The new revelation about Platner comes close behind the discovery of a series of controversial online statements, including one in which he dismissed sexual assault in the military. It also follows a pattern set by Jay Jones, this year’s Democratic nominee for attorney general of Virginia, who has refused to drop out of the race even after text messages surfaced in which he suggested in 2022 that a prominent state Republican should get “two bullets to the head.”

Jones apologized for the comments, which also included the suggestion that his then-Republican opponent’s children face the same fate. Jones has stayed in the race for the Nov. 4 Virginia election, saying it’s up to voters to judge his qualifications for the office. The scandal over them has spilled over into the governor’s race, where Democrat Abigail Spanberger has had to address it repeatedly.

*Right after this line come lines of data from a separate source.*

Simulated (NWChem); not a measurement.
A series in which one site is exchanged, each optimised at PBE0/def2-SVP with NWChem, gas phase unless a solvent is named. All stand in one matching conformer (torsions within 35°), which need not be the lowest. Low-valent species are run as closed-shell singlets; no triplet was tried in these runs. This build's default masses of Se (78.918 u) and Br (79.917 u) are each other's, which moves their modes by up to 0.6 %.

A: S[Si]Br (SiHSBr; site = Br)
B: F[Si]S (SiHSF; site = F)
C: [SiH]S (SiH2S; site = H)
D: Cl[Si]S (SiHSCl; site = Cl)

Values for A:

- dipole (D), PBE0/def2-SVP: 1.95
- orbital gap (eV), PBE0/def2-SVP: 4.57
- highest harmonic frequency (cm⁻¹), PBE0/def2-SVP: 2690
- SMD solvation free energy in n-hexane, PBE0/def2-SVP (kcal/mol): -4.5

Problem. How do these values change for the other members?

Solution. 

Platner’s old posts raise new questions

Platner, a Democrat and oyster farmer, had sparked buzz among progressives in Maine, notably since two-term Gov. Janet Mills last week entered the Democratic race for U.S. Senate. The two Democrats are vying for the chance to challenge 30-year incumbent Republican Sen. Susan Collins.

Platner attempted to explain his past online comments in a video posted to social media last week. In it, he addressed not only his previous comments dismissing military sexual assaults, but also his questioning Black patrons’ gratuity habits and criticizing police officers and rural Americans.

“I see someone I don’t recognize,” he said in the five-minute apology video.

Platner sought to further distance himself from the comments, posted online between 2013 and 2021, during an interview on the Democratic podcast Pod Save America that was posted Tuesday, describing them as the ramblings of a recent military veteran.

“That was a moment in time when I had not yet been exposed to things, and I had an opinion or I had thoughts that were colored by my experience in the service,” he said during the podcast.

But Platner himself brought up the tattoo, which he says he received in 2007, when he was in his 20s. He said he got it in Kosovo while on leave with the Marines during a night of drinking. A video aired during the podcast shows Platner dancing shirtless with the tattoo visible on his upper chest.

He said he and his fellow Marines chose “a terrifying looking skull and crossbones off the wall because we were Marines and, you know, skulls and crossbones are a pretty standard military thing,” Platner said.

The prominent antisemitism advocacy group, the Anti-Defamation League, reviewed the video and recognized the image in the tattoo as a specific symbol of Hitler’s paramilitary Schutzstaffel, or SS, which was responsible for the systematic murders of millions of Jews and others in Europe during World War II.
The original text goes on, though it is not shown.